Undoubtedly, buyers are well aware of the multitude of numbers involved in purchasing a home. If calculated proactively, the following four categories of required consideration will pay big dividends when buyers enter into the home sales transaction process. Ultimately, it stands to reason that buyers should know how much they are qualified to borrow before searching for the “perfect” property.
Credit score and history
First things first. Wikipedia summarizes from varying sources, “A credit history is a record of a borrower’s responsible repayment of debts. A credit report is a record of the borrower’s credit history from a number of sources, including banks, credit card companies, collection agencies, and governments. A borrower’s credit score is the result of a mathematical algorithm applied to a credit report and other sources of information to predict future delinquency.”
A buyer’s credit score is critical in the lender’s eyes. As noted above, this important number is a sophisticated gauge of the buyer’s ability and perceived reliability to repay the mortgage loan. Credit scores are determined by documented borrower credit history and include extensive documentation of a buyer’s repayment past.

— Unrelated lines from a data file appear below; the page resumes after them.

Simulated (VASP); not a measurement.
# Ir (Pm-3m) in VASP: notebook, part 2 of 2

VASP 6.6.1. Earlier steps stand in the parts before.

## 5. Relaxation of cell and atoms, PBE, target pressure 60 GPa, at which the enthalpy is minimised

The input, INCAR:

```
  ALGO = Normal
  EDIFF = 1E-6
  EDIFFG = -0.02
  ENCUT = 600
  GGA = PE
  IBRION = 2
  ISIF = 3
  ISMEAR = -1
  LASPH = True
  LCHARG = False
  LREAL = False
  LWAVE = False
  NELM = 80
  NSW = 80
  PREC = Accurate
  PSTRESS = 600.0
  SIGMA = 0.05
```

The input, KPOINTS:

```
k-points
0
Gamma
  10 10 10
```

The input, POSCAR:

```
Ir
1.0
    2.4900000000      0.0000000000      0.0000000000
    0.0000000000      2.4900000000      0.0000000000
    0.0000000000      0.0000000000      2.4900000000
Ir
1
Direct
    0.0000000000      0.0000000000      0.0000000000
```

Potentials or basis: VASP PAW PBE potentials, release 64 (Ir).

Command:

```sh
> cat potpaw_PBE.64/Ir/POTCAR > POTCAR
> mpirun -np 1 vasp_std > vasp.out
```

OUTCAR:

Calculating a credit score
Wikipedia furthers notes, “Credit scores vary from one scoring model to another, but in general the FICO scoring system is the standard in U.S., Canada and other global areas. The factors are similar and may include: payment history (35% contribution on the FICO scale), debt (30% contribution on the FICO score), time in file (credit file age) (15% contribution on the FICO scale), account diversity (10% contribution on the FICO scale), and the search for a new credit (Credit inquiries) (10% contribution on the FICO scale).”
Obtaining a buyer’s credit score is very straightforward. According to most lender requirements, a buyer will need a score of 760 to 850 to secure the best borrowing rate. Anything less and the mortgage company will most likely demand a higher loan note rate.
Down payment
All of the above information regarding credit scores and histories could become even more important depending on the current strength of home buying programs in relation to the amount of a buyer’s down payment. As the old adages resound, “cash is king and money talks.” Obviously, the more down payment a buyer has, the less money that must be borrowed from a lender, and consequently, the less reliance there will be on the mortgage company to make or break the deal based on loan qualification alone. Ultimately, a buyer should work diligently to secure a 20% down payment to avoid the requirement to carry mortgage insurance.
Debt-to-income ratio
Next, lenders want to know the “net, net;” what amount of borrowing a buyer will be able to handle.
Of course, lenders expect to be repaid. They increase the probability of repayment by using age-old calculations of debt to income. This buyer-worthiness analysis includes: a housing ratio — which is the overall monthly housing loan payment (including insurance, applicable interest, required taxes, and PMI – property mortgage insurance) (if necessary). All of these amounts are divided by a buyer’s monthly income to arrive at a percentage. The general rule of accepted affordability is to keep this ratio below 28%.
Additionally, lenders will calculate a buyer’s total debt-to-income ratio, a calculation that determines how much of a buyer’s monthly income must address existing debt (i.e., credit card payments, car loans, or student loans). This ratio is determined by calculating total monthly debt payments divided by the total monthly household income. The widely-accepted rule of this calculation is to keep the ratio below 36%.
All in all
Summarily, a buyer must be able to prove the ability to repay or cover any and all financial requirements to successfully close a loan. Ever since the 2008 financial crisis – and the well documented home-purchasing debacle – lenders have tightened their buyer qualification demands. The more leverage a buyer has via credit worthiness, down payment, and/or favorable debt-to-income, the easier it will be to obtain an aggressive – and more affordable – loan repayment interest rate.
Doing the homework up front, up to and including obtaining a pre-qualification letter that includes a competitive loan amount from a lender, will clearly demonstrate a buyer’s seriousness – and perhaps more importantly, make an irrefutable statement of sincerity to any prospective seller.